OasisLMF/OasisPiWind

PiWind OED files do not match OasisLMF format expectations

Closed this issue · 8 comments

The PiWind OED files contain non-string values in the AccNumber and LocNumber columns. When OasisLMF reads these files, it attempts to read these columns as integers, and fails to convert e.g. "L1".

Additionally, SourceLocOEDPiWind2 is missing the PortNumber column.

Happy to submit a PR with versions that do run successfully, but perhaps it's that OasisLMF that needs the changes, not the files.

@DanielFEvans That is incorrect - the MDK does not attempt to process the loc. number (or the loc. ID col. in the keys file) and acc.number columns as integers, it treats them as strings. We fixed this in the last release (1.3.3). You can have a look at the following step in GUL inputs generation for loading the exposure file and keys files into frames

https://github.com/OasisLMF/OasisLMF/blob/800ff13d6ae62427687f44689df3824686a791e2/oasislmf/model_preparation/gul_inputs.py#L78

and this step in IL inputs generation to load the accounts file into a frame

https://github.com/OasisLMF/OasisLMF/blob/800ff13d6ae62427687f44689df3824686a791e2/oasislmf/model_preparation/il_inputs.py#L261

We ran tests on PiWind where these columns in the source exposure and account files had a mixture of integer and string values, and they ran fine.

Can you provide more details?

Hi @sr-murthy - I thought it seemed a little bit strange, given that you did some changes along these lines a few days ago, and that the files were only changed recently.

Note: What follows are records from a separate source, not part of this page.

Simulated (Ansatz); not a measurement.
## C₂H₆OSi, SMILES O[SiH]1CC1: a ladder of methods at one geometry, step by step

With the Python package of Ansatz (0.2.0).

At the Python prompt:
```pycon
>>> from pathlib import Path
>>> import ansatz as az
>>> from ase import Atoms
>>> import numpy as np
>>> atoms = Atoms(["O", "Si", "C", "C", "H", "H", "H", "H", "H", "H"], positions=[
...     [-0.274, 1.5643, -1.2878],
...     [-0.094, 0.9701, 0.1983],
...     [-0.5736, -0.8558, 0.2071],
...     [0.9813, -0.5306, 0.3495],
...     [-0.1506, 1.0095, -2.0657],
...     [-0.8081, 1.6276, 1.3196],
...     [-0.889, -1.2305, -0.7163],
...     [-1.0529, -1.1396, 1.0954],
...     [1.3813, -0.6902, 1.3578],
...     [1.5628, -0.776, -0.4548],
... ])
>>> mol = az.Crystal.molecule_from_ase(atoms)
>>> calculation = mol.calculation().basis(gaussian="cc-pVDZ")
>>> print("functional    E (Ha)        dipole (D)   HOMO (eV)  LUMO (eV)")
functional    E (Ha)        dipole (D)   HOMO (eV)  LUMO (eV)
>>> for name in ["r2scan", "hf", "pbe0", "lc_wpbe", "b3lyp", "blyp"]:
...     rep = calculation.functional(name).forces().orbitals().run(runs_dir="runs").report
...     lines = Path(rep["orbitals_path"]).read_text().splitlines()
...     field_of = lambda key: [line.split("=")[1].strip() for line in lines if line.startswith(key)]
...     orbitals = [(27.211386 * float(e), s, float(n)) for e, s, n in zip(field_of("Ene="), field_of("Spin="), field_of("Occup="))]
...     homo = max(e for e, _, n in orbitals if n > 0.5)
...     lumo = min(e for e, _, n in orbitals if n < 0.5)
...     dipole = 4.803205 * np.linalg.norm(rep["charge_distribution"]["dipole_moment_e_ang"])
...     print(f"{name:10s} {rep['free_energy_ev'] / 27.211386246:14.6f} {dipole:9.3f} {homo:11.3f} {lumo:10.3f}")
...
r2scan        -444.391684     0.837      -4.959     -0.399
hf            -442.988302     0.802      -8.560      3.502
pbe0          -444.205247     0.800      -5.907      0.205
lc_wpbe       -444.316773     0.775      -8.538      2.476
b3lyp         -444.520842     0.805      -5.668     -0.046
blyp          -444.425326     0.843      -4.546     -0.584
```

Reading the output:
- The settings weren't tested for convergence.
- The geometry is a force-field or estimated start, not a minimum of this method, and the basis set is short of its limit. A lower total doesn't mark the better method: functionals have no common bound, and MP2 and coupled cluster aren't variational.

I'm running PiWind via the OasisUI, having installed it using the OasisEvaluation setup script. When I load one of the PiWind portfolios and try generate the input files, it fails with the following log output:

Traceback (most recent call last):
--
File "/usr/local/lib/python3.6/site-packages/celery/app/trace.py", line 374, in trace_task
R = retval = fun(*args, **kwargs)
File "/usr/local/lib/python3.6/site-packages/celery/app/trace.py", line 629, in __protected_call__
return self.run(*args, **kwargs)
File "/home/worker/src/model_execution_worker/tasks.py", line 211, in generate_input
GenerateOasisFilesCmd(argv=run_args).run()
File "/usr/local/lib/python3.6/site-packages/argparsetree/cmd.py", line 161, in run
return self.action(args) or 0
File "/usr/local/lib/python3.6/site-packages/oasislmf/cli/model.py", line 333, in action
ri_scope_fp=ri_scope_fp
File "/usr/local/lib/python3.6/site-packages/oasislmf/utils/log.py", line 125, in wrapper
result = func(*args, **kwargs)
File "/usr/local/lib/python3.6/site-packages/oasislmf/manager.py", line 385, in generate_oasis_files
source_exposure_fp=exposure_fp
File "/usr/local/lib/python3.6/site-packages/oasislmf/model_preparation/lookup.py", line 683, in save_results
for r in results:
File "/usr/local/lib/python3.6/site-packages/oasislmf/model_preparation/lookup.py", line 537, in get_results
exposure_df = get_dataframe(**kwargs)
File "/usr/local/lib/python3.6/site-packages/oasislmf/utils/data.py", line 134, in get_dataframe
set_col_dtypes(df, col_dtypes)
File "/usr/local/lib/python3.6/site-packages/oasislmf/utils/data.py", line 150, in set_col_dtypes
df[col] = df[col].astype(PANDAS_BASIC_DTYPES[dtype])
File "/usr/local/lib/python3.6/site-packages/pandas/util/_decorators.py", line 118, in wrapper
return func(*args, **kwargs)
File "/usr/local/lib/python3.6/site-packages/pandas/core/generic.py", line 4004, in astype
**kwargs)
File "/usr/local/lib/python3.6/site-packages/pandas/core/internals.py", line 3462, in astype
return self.apply('astype', dtype=dtype, **kwargs)
File "/usr/local/lib/python3.6/site-packages/pandas/core/internals.py", line 3329, in apply
applied = getattr(b, f)(**kwargs)
File "/usr/local/lib/python3.6/site-packages/pandas/core/internals.py", line 544, in astype
**kwargs)
File "/usr/local/lib/python3.6/site-packages/pandas/core/internals.py", line 625, in _astype
values = astype_nansafe(values.ravel(), dtype, copy=True)
File "/usr/local/lib/python3.6/site-packages/pandas/core/dtypes/cast.py", line 692, in astype_nansafe
return lib.astype_intsafe(arr.ravel(), dtype).reshape(arr.shape)
File "pandas/_libs/lib.pyx", line 854, in pandas._libs.lib.astype_intsafe
File "pandas/_libs/src/util.pxd", line 91, in util.set_value_at_unsafe
ValueError: invalid literal for int() with base 10: 'L2'

(Edit: Apologies for the poor formatting on that traceback; it's copy-pasted straight from the UI)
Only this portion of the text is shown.